Why can’t you just put Promise.all() everywhere — especially while accessing databases (Parallelization Part 2)

Aashish Peepra
9 min readApr 7, 2024

--

If you ever have been in a relationship, I’m sure you would be in a situation where you made just too many promises and now it’s getting hard to keep them. The problem is, that it seems that all of them can be executed independently and are almost mutually exclusive tasks. But you didn’t consider how these tasks might get affected by each other due to shared resources. You will need to solve the relationship problem yourself but I can help you understand the computer version of this.

P.S.: This one is a tough read. So if you just woke up and this is your first email, I suggest you grab the coffee first.

Let’s look at some code first

 async syncInvoiceIndexForAllRootFiCompanies(): Promise<boolean> {
const rootFiCompanies = await this.prisma.rootFiCompany.findMany({
where: {
corporationId: {
gt: 0,
},
},
include: {
corporation: true,
},
});

const invoiceSyncPromises = (
await Promise.all(rootFiCompanies.map(async rootFiCompany => await this.setInvoicesToDatabaseFuture(rootFiCompany.id, rootFiCompany.corporation.companyId)))
).flat();

try {
await this.prisma.$transaction(invoiceSyncPromises);
return true;
} catch (err) {
console.error(err);
}

return false;
}

Problem: There are some companies in the database. Each company has some invoices in a third-party solution. We need to sync those invoices against the companies in our database.

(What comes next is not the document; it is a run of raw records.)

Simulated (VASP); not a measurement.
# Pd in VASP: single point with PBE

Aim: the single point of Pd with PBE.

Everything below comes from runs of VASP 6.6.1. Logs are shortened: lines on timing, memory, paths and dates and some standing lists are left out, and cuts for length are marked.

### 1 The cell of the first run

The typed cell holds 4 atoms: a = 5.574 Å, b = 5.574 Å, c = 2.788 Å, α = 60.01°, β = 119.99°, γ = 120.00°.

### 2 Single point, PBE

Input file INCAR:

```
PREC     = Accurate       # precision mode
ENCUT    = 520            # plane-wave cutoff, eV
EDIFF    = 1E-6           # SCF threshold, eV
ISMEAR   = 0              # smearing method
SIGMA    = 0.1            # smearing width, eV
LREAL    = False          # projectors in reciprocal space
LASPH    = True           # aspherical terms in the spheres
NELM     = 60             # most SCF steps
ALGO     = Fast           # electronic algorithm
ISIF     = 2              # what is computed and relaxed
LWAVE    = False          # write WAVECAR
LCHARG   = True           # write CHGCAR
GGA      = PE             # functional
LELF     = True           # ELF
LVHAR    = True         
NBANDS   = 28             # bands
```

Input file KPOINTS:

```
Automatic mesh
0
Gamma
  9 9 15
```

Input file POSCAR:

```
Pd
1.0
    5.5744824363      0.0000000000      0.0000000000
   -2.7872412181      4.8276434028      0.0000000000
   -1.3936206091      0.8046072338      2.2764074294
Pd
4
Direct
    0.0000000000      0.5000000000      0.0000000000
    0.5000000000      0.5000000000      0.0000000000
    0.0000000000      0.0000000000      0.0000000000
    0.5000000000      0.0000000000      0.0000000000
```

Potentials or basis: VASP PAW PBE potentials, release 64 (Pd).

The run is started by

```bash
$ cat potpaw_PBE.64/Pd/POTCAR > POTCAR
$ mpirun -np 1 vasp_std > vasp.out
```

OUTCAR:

The code does the following

  1. Gets all the companies from the database
  2. For each company fetch all the invoices from a third-party solution like QuickBooks. For each invoice, create a promise to write that invoice in our database. I will rephrase this. Let’s say there are 100 invoices for each company, this code will create 100 promises, and each promise to write one invoice in the database.
  3. Then we collect all these promises and put them inside a transaction. Hoping that if we fail to write any single invoice correctly, the whole thing will blow and we will get an alert. Then we can debug and handle it accordingly.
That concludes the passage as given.